As for Bobby, he too had become a hero to millions of Americans. “At thirty-three years old, this quiet little fellow is the most exciting guest we’ve had in years,” Jack Paar told his late-night audience on national television during Bobby’s appearance in June 1959. “I think that Robert Kennedy is the bravest, finest young man I know.”

Bobby was a man who never forgot, and when he left the committee after three years in 1959, he was as consumed with the Teamster leader as when he had first met him. He believed that Hoffa stood at the center of a contagion of evil that had to be stopped or the whole nature of America would change. He had other work to do now in helping to elect Jack president of the United States, but it was clear that one day these two implacable enemies would meet again on another field of conflict.

J
Jack did not have the same visceral feeling about corruption and evil that Bobby had. His most passionate political concern remained foreign affairs. In July 1957, Jack gave a speech in the Senate on the tragic situation in Algeria, where the French were brutally repressing a guerrilla movement seeking independence. The speech was a revelation to many. One of those listening that day was Howard E. Shuman, administrative assistant to Senator Paul Douglas. Shuman, like many of his peers, considered Jack “an extraordinary minor figure” in the Senate. Yet as the aide listened, he thought, “My God, this is really great stuff.”

jack called for the United States to take the lead “in shaping a course for political independence for Algeria.” In that North African country, half a million French troops were fighting a people attempting to throw off the heavy yoke of colonialism. It was an ugly, vicious war, an endless cycle of torture, bombings, and reprisals. The bloody conflict was tearing apart not only Algeria but France itself. America had fought its own war for independence, and if not for the exigencies of the cold war, Washington policymakers might well have stood foursquare on the side of the Algerians. France, however, was a prominent member of NATO, and the Eisenhower administration stood with its ally and looked away from the tumult in North Africa.

Jack was a determined student of history, and it appalled him how little his country had learned from its misguided support of French colonialism in Vietnam. He told his colleagues: “Did that tragic episode not teach us, whether France likes it of not, admits it or not, or has our support or not, that their overseas territories are sooner or later, one by one, inevitably going
to break free and look with suspicion on the Western nations who impeded their steps to independence?”

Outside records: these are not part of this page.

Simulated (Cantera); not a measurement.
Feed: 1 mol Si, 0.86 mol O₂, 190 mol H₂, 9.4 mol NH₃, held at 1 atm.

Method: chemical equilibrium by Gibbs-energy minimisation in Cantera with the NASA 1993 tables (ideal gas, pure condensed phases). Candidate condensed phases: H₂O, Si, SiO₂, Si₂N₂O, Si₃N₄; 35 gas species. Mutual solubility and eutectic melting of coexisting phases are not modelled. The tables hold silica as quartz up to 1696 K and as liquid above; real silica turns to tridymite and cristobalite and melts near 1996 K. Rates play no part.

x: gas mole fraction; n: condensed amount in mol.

There was the essential reality. As Jack saw it, nationalism, not communism, was the unstoppable tide sweeping across Asia and Africa, and his nation, once a colony itself, had to ride with that tide, not against it. Within a few years, Jack’s words would sound self-evident. But in the summer of 1957, this was a daring, controversial statement that won him more condemnation then praise. Of the 138 editorials that Jack’s office clipped and saved, 90 of them criticized him.

Among prominent Democrats, Stevenson was particularly incensed at what he considered Jack’s ill-timed, inopportune call for Algerian independence. Nonetheless, for the first time Jack’s voice had resonated with progressive intellectuals across America and the world. He had struck a deep resonant chord among the Algerian guerrillas listening to his words in French on the Voice of America and among other young Africans and Asians, who heard the voice of an America that had long been silent.

Jack’s father was appalled at his son’s speech. He had no use for liberal moral posturing, hand-wringing, and loud moaning over the brutal realities of power in the world. Worse yet, if Jack was to become president, he could not be climbing out on limbs that might prove rotten or could be sawed off by his opponents safely ensconced on the ground. Despite his disapproval, Joe was as supportive as ever. “You lucky mush,” Joe told Jack over the phone. “You don’t know it and neither does anyone else, but within a few months everyone is going to know just how right you were on Algeria.”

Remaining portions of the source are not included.